[+] Feat: Support dynamic attach #542

Sy0307 · 2026-01-25T17:46:42Z

Support dynamic attach, use thread_scheduling as example for test. We can do something to adapt other examples.

Also some changes is just re-format.

Key technical changes are shown following:

1. CUDA late-attach bootstrap (fatbin/PTX recovery after missed registration)

Problem: When the agent is injected after CUDA registration has already happened, hooks like __cudaRegisterFatBinary/__cudaRegisterFunction may be missed. The runtime then lacks fatbin/PTX material and “host stub → kernel” metadata to route launches through patched code, resulting in “no data”.
Solution: After nv_attach_impl is initialized, a one-time bootstrap scans already-loaded ELF objects:
- Enumerate loaded modules with dl_iterate_phdr;
- Locate .nv_fatbin in-memory and walk fatbin wrapper(s);
- Extract PTX, apply the existing ptxpass patching pipeline, compile, and load patched modules into the driver;
- Pre-fill a kernel_name → patched CUfunction cache for launch-time routing.

2. Launch routing with late-attach fallback

The cudaLaunchKernel interception path no longer strictly depends on the registration-time func_ptr → symbol_name mapping.
When the canonical mapping is missing, the hook attempts to resolve the host stub symbol name (dladdr + ELF symbol cache) and dispatches via the cached kernel_name → CUfunction mapping, preserving a safe fallback to the original runtime launch path if patched launch fails.

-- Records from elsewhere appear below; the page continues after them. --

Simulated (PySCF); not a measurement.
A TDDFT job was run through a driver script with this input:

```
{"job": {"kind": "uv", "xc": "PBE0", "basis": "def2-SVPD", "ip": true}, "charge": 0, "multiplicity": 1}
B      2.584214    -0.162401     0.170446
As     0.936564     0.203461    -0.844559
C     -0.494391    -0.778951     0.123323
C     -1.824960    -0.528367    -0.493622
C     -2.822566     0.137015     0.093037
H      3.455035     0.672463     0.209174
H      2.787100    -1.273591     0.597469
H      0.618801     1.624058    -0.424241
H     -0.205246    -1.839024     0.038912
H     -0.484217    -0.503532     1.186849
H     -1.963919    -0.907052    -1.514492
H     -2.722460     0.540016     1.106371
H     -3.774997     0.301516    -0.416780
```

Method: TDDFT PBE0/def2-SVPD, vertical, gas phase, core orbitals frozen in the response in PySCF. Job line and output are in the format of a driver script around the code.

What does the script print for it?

3. Shared-memory session/epoch protocol (control-plane/data-plane consistency)

Root cause of repeat-trace instability (“No data”, wrong data, random crashes): control-plane state in shm (handlers/maps/links) changes, while the injected target’s data-plane state (CUDA IPC pointers, device-side globals, patched module state) still points to the previous snapshot.
Mechanism: This PR introduces epoch_seq in bpftime_maps_shm with seqlock semantics:
- Odd: Server is mutating/resetting the snapshot;
- Even: Stable snapshot; session_id = epoch_seq / 2.
Process: The server advances epoch_seq and clears handlers at session start. The agent observes epoch changes and performs an ordered rebind:
- Detach existing links → clear instantiated bookkeeping → re-instantiate from the new stable shm snapshot.

4. Single-agent control plane (avoid multi-copy state splits)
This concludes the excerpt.